The Six Deadly Sins (Parents Commit in the Kitchen)




Here’s my take on the Six Deadly Sins of Parents Commit in the Kitchen (according to the New York Times). Yes, I know this does not have anything to do with children's books, but for some reason I was moved to comment:

1. Sending the kids out of the kitchen = Sure, in a perfect world, kids would be eager kitchen helpers, learning to dice and fold and learning to try new foods in the process. But I don’t live there. In my world, my kids use their kitchen time to make potions involving milk, orange juice, coffee and food coloring. Throwing my kids out of the kitchen most (though not all) of the time ensures that most (though not all) of our meals actually get cooked and don’t turn artificially blue and curdled in the process. Guess that makes me a bad person. Oh well.

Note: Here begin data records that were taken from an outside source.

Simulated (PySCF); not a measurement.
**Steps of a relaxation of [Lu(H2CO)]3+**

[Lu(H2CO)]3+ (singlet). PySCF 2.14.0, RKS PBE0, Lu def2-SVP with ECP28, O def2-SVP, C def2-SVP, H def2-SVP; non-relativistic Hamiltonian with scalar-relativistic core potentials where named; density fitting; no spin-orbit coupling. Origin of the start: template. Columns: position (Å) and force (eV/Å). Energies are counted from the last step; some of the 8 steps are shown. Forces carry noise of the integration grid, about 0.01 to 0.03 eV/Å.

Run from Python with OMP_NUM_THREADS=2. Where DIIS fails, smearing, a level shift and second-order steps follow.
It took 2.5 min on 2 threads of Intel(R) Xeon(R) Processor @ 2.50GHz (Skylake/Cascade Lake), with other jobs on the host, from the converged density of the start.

2. Pressuring them to take a bite = Conceptually, I agree that this is bad, too. But who’s going to cast the first stone? Not someone who, say, has gone to the trouble of making jambalaya from scratch with no seasonings except salt because of her kids’ stupid bland palates and then has had to endure them rejecting it anyway because the ingredients – all of which are things they like - are mixed together. Am I – I mean, is she - actually going to say, “No problem. More for me”? As IF!

3. Keeping the “good stuff” out of reach = Oh please. The good stuff isn’t for them. It’s for me and Daddy, when we collapse at the end of a long day and need to take the edge off. Oh, wait, the Times means ice cream and cookies? That’s what they’re for, too.

4. Dieting in front of your kids = Yeah, this one is actually pretty bad.

5. Serving boring vegetables = Sure, ranch dressing may work for carrots and butter may work for, well, almost everything, but no amount of “dressing up” is going to convince a kid to eat a vegetable he hates. My brother’s favorite vegetable as a child was hollandaise, because my mother served it with artichokes. Did it get him to love artichokes? Noooooo, it got him to love hollandaise. Still does.

6. Giving up too soon = In my experience, all the “rule of fifteen” ensures is that by the fifteenth time you serve an exotic dish, your child will recognize the food and know how to correctly pronounce its name when she rejects it as she did the fourteen times before. She will continue to pronounce it well while rejecting it the next fifteen more times, and the fifteen times after that, or however many times you continue wasting your time and money cooking exotic foods for these freaking ingrates!

By the way, the jambalaya - doused liberally with green tabasco sauce - was delicious. I know because I ate if for three nights in a row. As was the pasta with pesto that 50% of my kids snubbed. What can I say? Hope that they will grow more taste buds springs eternal!

Comments:
I love that you expanded on that - I even printed out the article to read over lunch yesterday. My sticking point was: keep only healthy snacks in the pantry and give kids full access. I love this conceptually, as you say. But the reality is, Aviva would probably subsist on goldfish and ice cream if I let her!
 
Loved your comments--spot on! My own philosophy of food is "Never make a big deal out of anything." That, and--"They'll eat when they get hungry." Oh, and: "I don't run a restaurant!"

(Hmmmm, maybe I'm starting to forget that first one.)
 
Yes yes yes! So glad you commented on this. It's completely ridiculous on so many levels. An "open pantry" with "healthy snacks"?!?!? Please.